June 13, 2023 – A criminal defendant is not entitled to withdraw his plea solely because multiple penalty enhancers were improperly applied to the charges against him, the Wisconsin Court of Appeals District I has ruled in State v. Hailes, 2021AP1339 (May 9, 2023).
In September 2015, the Milwaukee County District Attorney charged Tracy Hailes with nine counts related to a narcotics operation that Hailes ran in Milwaukee.
The charges came after the police executed search warrants at three apartments: one located at 520 N. 29th St. and two located in an apartment building on North 30th Street—apartments 102 and 208.

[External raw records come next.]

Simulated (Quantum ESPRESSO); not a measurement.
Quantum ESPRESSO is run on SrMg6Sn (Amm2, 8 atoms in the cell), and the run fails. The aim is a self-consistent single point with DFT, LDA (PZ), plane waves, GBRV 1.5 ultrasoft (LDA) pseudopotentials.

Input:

The nine charges filed against Hailes involved evidence seized from the two apartments in the building on North 30th Street.
Each of the charges included a penalty enhancer for a repeat offender under Wis. Stat. section 939.62(1), and seven of the charges carried a penalty enhancer for a second or subsequent offense under section 961.48(1).
Motion to Suppress Denied
Hailes moved to suppress the evidence seized from the apartments on North 30th Street, claiming that: 1) the affidavit filed in support of the search warrant established probable cause only as to the apartment on North 29th Street; and 2) there was no nexus between the activity at the apartment on North 29th Street and the activity at North 30th Street.
The Milwaukee County Circuit Court denied Hailes’ motion. Hailes then pled guilty to five of the nine charges:
two counts of possession of a firearm by a felon, as a repeater;
one count of possession with intent to deliver heroin, as a repeater and as a second or subsequent offense; and
two counts of possession with intent to deliver cocaine, as a repeater and as a second or subsequent offense.
The circuit court sentenced Hailes to 23 years of imprisonment: 14 years of initial confinement and nine years of extended supervision.
Post-conviction Relief Denied
Hailes filed for post-conviction relief. He argued that he was entitled to withdraw his plea because under section 973.01(2)(c), either the repeater enhancer or the second/subsequent offender could apply to the charges against him, but not both.
The circuit court denied the motions. Hailes appealed.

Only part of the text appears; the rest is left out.